The New Head of the International Accounting Standards Board Outlines His Priorities

Antonio G Ginting

The new head of the International Accounting Standards Board is setting his priorities for the rule maker, including potentially changing requirements around intangible assets and weighing in on sustainability disclosure.

Andreas Barckow took the helm of the London-based IASB in July. The organization sets international financial reporting standards, or IFRS, that apply in more than 140 jurisdictions around the world, though not in the U.S.

The IASB is seeking public comment by Sept. 27 on what its agenda should look like over the next five years. While Mr. Barckow has his own ideas and priorities, the rule maker’s 12-member board ultimately decides its long-term direction, in part based on the outcome of the consultation. The IASB expects to make a decision in early 2022, Mr. Barckow said.

The Wall Street Journal’s CFO Journal spoke with Mr. Barckow about his plans for the IASB and what his tenure could bring for public and private companies. Edited excerpts follow.

WSJ: What do you see as the most pressing accounting issues for the IASB?

Mr. Barckow: When it comes to a new agenda, intangible assets [such as brands and patents] is a topic that has come up several times. Intangibles are growing in importance. Many jurisdictions have moved from a manufacturing world to a service-oriented world. The second reason I would cite is the growing gap between book value and market value for many service-oriented firms. Providing more clarity and transparency as to what is really driving a company’s value would be helpful for a start.

The second area is the entire debate around sustainability and [environmental, social and governance] issues. While I realize that this is not a core issue for a financial reporting standard-setter, you may be well aware that our trustees are considering setting up [the International Sustainability Standards Board], a sister board to the IASB. It will be concerned with setting standards for sustainability-related financial disclosures. Now, you could say, “Let them take care of ESG and concentrate on your core stuff.” But a message that we are also hearing very consistently from jurisdictions is you should not really separate the two domains, as they go hand in hand. It could very well mean we’re tackling standards together from an ISSB and an IASB perspective.

WSJ: Why should there be new rules on accounting for intangible assets?

Mr. Barckow: The IASB does have a standard, [International Accounting Standard 38], which is fairly old, almost 25 years old now. It has never been reviewed or reconsidered. I think when the board developed that standard, it met the requirements that existed at that date. But the environment has changed quite dramatically.

WSJ: Are you looking to persuade more countries to adopt IFRS standards?
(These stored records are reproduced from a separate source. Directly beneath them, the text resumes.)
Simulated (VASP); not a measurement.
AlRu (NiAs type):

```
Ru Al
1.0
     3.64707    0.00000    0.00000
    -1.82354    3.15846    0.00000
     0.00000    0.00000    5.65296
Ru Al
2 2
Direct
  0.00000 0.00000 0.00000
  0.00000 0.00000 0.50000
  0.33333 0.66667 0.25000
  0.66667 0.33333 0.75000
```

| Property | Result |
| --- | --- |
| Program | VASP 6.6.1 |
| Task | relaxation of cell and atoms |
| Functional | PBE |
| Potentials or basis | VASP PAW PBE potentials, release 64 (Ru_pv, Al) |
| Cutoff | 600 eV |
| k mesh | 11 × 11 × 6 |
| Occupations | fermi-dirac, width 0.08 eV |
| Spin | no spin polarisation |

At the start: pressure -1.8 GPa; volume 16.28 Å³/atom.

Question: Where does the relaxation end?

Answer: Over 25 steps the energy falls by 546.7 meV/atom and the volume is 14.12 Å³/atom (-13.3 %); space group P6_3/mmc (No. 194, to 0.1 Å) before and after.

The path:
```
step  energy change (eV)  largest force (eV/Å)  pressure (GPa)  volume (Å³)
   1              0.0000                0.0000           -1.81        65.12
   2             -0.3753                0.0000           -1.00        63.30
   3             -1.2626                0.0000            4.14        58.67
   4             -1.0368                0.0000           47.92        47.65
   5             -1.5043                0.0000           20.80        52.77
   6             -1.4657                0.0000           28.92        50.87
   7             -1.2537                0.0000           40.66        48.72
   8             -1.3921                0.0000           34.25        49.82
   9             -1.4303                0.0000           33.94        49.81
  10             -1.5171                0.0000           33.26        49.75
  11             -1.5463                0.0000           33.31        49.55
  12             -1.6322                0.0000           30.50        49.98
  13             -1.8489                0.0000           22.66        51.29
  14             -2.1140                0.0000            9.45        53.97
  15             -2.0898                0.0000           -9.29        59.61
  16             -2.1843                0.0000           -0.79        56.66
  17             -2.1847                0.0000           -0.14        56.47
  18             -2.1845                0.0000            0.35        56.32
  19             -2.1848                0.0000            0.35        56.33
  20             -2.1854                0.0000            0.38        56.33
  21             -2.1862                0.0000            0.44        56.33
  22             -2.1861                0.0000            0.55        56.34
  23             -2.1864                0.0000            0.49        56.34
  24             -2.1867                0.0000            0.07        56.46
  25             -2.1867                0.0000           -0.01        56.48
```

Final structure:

Mr. Barckow: The more the merrier. I certainly would be happy for any new jurisdictions that would sign up to our standards. As to the jurisdictions that have not yet made a full commitment, I would try [to] convince them that going the full mile is certainly a benefit to them. The full benefit is, obviously, you create a uniform, consistent reporting language around the globe.

The International Accounting Standards Board’s headquarters in London.



Photo:

IFRS Foundation

WSJ: The IASB and the Financial Accounting Standards Board—the U.S. accounting standard-setter—in 2011 ended a project to make their standards identical. They still try to align their rules. What’s the likelihood the organizations revive convergence while you’re chair?

Mr. Barckow: Reviving convergence is not imminent. Obviously, it takes two to tango. You can hardly deny that convergence is out of the window, because we do have largely converged standards with the FASB on business combinations, revenue recognition, lease accounting and other issues. We want to keep a good relationship with our friends at the FASB and convince them that we should really do our utmost to stay converged.

WSJ: How do you make sure that companies get heard when the IASB sets new standards?

Mr. Barckow: We want to take the company perspective into account. More often than not, companies believe that they only bear the cost and the users [of financial statements] get all the benefits. I do not necessarily agree with that. We enable them to communicate more clearly with a global market. It may be that there is a direct cost in terms of having to change systems that have to comply with requirements. But I think there is at least an indirect benefit, in that we provide users with a clearer set of information. And that should be to the benefit primarily of the companies.

WSJ: There are no specific accounting rules for cryptocurrencies. Should that change?

Mr. Barckow: There are several types of cryptocurrencies. Before deciding whether standard-setting is needed, we should categorize them and then test how our current requirements apply to see if it gives a reasonable presentation [of companies’ financial position]. If it doesn’t, then we may need to do standard-setting.